Spark Engine - Data Structure (DataSet, DataFrame and RDD)

About

Spark has many logical representation for a relation (table).

Spark - DataSet
Spark DataSet - Data Frame (a dataset of rows)
Spark - Resilient Distributed Datasets (RDDs) (Archaic: Previously SchemaRDD (cf. Spark < 1.3)).

This data structure are all:

distributed
and present a abstraction for selecting, filtering, aggregating and plotting structured data (cf. R, Pandas) using functional transformations (map, flatMap, filter, etc.)

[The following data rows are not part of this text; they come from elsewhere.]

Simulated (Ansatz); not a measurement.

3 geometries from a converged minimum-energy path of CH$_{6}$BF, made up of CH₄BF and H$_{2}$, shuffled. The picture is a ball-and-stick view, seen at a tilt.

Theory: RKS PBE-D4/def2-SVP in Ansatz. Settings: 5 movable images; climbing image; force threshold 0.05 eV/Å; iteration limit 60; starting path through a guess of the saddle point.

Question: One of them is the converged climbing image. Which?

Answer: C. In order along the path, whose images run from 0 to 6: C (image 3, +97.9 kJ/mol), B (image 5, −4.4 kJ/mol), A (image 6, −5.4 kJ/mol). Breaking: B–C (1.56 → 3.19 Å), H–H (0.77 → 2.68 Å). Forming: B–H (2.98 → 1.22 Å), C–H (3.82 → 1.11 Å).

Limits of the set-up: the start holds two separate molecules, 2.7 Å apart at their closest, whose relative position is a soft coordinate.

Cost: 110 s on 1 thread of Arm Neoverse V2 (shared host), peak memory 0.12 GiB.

A dataframe is a wrapper around a RDD that holds a sql connection.

Articles Related

Type

The Dataset

The Dataset can be considered a combination of DataFrames and RDDs. It provides the typed interface that is available in RDDs while providing a lot of conveniences of DataFrames. It will be the core abstraction going forward.

The DataFrame

The DataFrame is collection of distributed Row types. Similar in concept to Python pandas and R DataFrames

The RDD (Resilient Distributed Dataset)

RDD or Resilient Distributed Dataset is the original data structure of Spark.

It's a sequence of data objects that consist of one or more types that are located across a variety of machines in a cluster.

New users should focus on Datasets as those will be supersets of the current RDD functionality.

Data Structure

The below script gives the same functionality and computes an average.

RDD

With an Spark - Resilient Distributed Datasets (RDDs)

data = sc.textFile(...).split("\t") 
data.map(lambda x: (x[0], [int(x[1]), 1])) \ 
   .reduceByKey(lambda x, y: [x[0] + y[0], x[1] + y[1]]) \ 
   .map(lambda x: [x[0], x[1][0] / x[1][1]]) \ 
   .collect()

Data Frame

Using DataFrames: Write less code with a dataframe

 
sqlCtx.table("people") \ 
   .groupBy("name") \ 
   .agg("name", avg("age")) \ 
   .collect()